Re: [PATCH] riscv: Define TASK_SIZE_MAX for __access_ok()

From: Arnd Bergmann
Date: Mon Mar 25 2024 - 10:49:41 EST


On Mon, Mar 25, 2024, at 08:25, Alexandre Ghiti wrote:
> On 24/03/2024 23:05, Arnd Bergmann wrote:
>> On Tue, Mar 19, 2024, at 17:51, Alexandre Ghiti wrote:
>>>
>>> The use of alternatives allows to return right away if the buffer is
>>> beyond the usable user address space, and it's not just "slightly
>>> faster" for some cases (a very large buffer with only a few bytes being
>>> beyond the limit or someone could fault-in all the user pages and fail
>>> very late...etc). access_ok() is here to guarantee that such situations
>>> don't happen, so actually it makes more sense to use an alternative to
>>> avoid that.
>> The access_ok() function really wants a compile-time constant
>> value for TASK_SIZE_MAX so it can do constant folding for
>> repeated calls inside of one function, so for configurations
>> with a boot-time selected TASK_SIZE_64 it's already not ideal,
>> with or without alternatives.
>>
>> If I read the current code correctly, riscv doesn't even
>> have a way to build with a compile-time selected
>> VA_BITS/PGDIR_SIZE, which is probably a better place to
>> start optimizing, since this rarely needs to be selected
>> dynamically.
>
>
> Indeed, we do not support compile-time fixed VA_BITS! We could, but that
> would only be used for custom kernels. I don't think distro kernels will
> ever (?) propose 3 different kernels for sv39, sv48 and sv57 because the
> cost of dynamically choosing the address space width is not big enough
> to me (and the burden of maintaining 3 different kernels is).
>
> Let me know if I'm wrong, I'd be happy to work on that.

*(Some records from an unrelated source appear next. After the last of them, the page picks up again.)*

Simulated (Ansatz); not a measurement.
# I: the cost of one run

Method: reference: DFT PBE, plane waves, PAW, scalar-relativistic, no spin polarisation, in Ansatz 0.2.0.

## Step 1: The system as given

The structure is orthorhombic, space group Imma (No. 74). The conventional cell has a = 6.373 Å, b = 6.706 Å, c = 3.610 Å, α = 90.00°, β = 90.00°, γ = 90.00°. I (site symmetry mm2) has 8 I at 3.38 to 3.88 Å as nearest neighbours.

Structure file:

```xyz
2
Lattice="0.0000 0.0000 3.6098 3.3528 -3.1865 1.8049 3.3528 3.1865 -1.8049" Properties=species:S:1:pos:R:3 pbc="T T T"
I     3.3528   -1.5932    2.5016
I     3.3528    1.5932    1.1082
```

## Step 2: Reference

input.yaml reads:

My feeling is that in most cases, users are better off with a
compile-time default, given that the addressable memory has
a factor of 512 between each step. With sv39, I think you are
limited to having all RAM in the first 128GB of physical
address space, and each process is limited to 256GB virtual
addressing, but this is already covers pretty much anything
you want to do on small systems that run a custom kernel.

On most desktop/server/cloud distros, hardwiring sv48 is
probably sufficient if all general purpose machines support
this, and it should be enough even for commercial databases
that micro-optimize 100TB datasets through a permanent mmap(),
as well as most NUMA systems with discontiguous memory.
This adds a little cost over hardcoded sv39, but is still
faster than a boot-time sv39/sv48 config that most users
will not be aware of.

Once enterprise distros certify systems beyond a few dozen
TB of RAM, they probably need to enable the boot time
detection, until then I think the few users with gigantic
systems will probably be fine running a custom sv57
kernel. At that point, that distro can start shipping a
kernel with boot-time detected page table sizes.

Arnd